22 四月 2019
In June 2018, four Slovak journalists (represented by Taylor Wessing), brought a lawsuit against former TV reporters of the national public service broadcaster (RTVS), challenging their independent contractor status and asking the Slovak court to declare that they had instead been in an employment relationship with the broadcaster. While the first instance court is yet to deliver its judgment, the final verdict in this case will have wider implications for those who operate in the grey area of bogus self-employment (particularly in the media industry). Here we look at the history of the case.
In April 2018, more than 50 reporters of the national public service broadcaster, including the four claimants, signed an open letter addressed to the general public, criticising the broadcaster’s management practices which appeared to threaten independent journalism. A few weeks later, the management arranged a meeting with the four claimants to inform them the company was no longer interested in their services. In practice, this meant that their contracts, which were governed by the Civil Code and the Copyright Act and renewed each month (in each case more than 40 times), would not be renewed anymore.
Since the relationship between the broadcaster and the claimants was not subject to the Slovak Labour Code, the reporters were not protected against unfair dismissal. They were not given a written notice nor entitled to a notice period. They received no severance payment, and the broadcaster was under no obligation to explain why it chose to terminate its relationship with them.
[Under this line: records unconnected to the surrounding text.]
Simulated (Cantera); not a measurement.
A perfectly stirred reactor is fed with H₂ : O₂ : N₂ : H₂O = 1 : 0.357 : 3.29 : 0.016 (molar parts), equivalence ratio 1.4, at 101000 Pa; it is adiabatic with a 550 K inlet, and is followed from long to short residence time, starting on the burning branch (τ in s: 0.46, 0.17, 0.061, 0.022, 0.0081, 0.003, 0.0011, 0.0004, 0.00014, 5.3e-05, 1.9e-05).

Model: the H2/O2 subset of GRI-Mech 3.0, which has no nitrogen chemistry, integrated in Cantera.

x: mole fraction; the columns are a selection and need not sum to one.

The reporters issued legal proceedings, arguing that for the duration of their relationship with the broadcaster they had been, in fact, performing dependent work for the broadcaster and as such should have enjoyed the same rights as employees (including the right to be protected against unfair dismissal in accordance with the Labour Code).
Under the Slovak Labour Code, 'dependent work' is defined as work carried out personally by the employee as a subordinate for the employer as a superior, in accordance with the employer’s instructions, in the employer’s name and in the working time determined by the employer. If a certain activity meets the definition of dependent work, a relationship between the person who conducts this activity and the entity that benefits from it exists automatically by operation of the Labour Code, irrespective of the parties’ will.
The reporters have insisted in their lawsuit that the fact that their contracts were formally governed by the Civil Code and the Copyright Act was just a simple way for the broadcaster to reduce costs in connection with the remuneration of its workforce and did not reflect the true nature of their employer-employee relationship. The reporters have emphasised that: they were fully integrated within the organisational structure of the broadcaster (in the same way as those with employee status); the broadcaster determined their work schedule; they were required to be at the premises of the broadcaster in determined working time; they could take paid holiday but only if approved by their manager and, more generally, that there was no significant difference between them and internal employees. The reporters have also stressed that they were receiving a fixed monthly salary which was not contingent on the number of reports they prepared or other performance-related factors.
There is potentially a long journey ahead, given that the judgment yet to be handed down by the first instance court will likely be appealed. This is a significant case, which may end up before the Supreme Court.
A judgment in favour of the reporters would have direct implications for all those whose activities satisfy all elements of the definition of dependent work under the Slovak Labour Code, but who nevertheless (are forced to) maintain the status of independent contractors.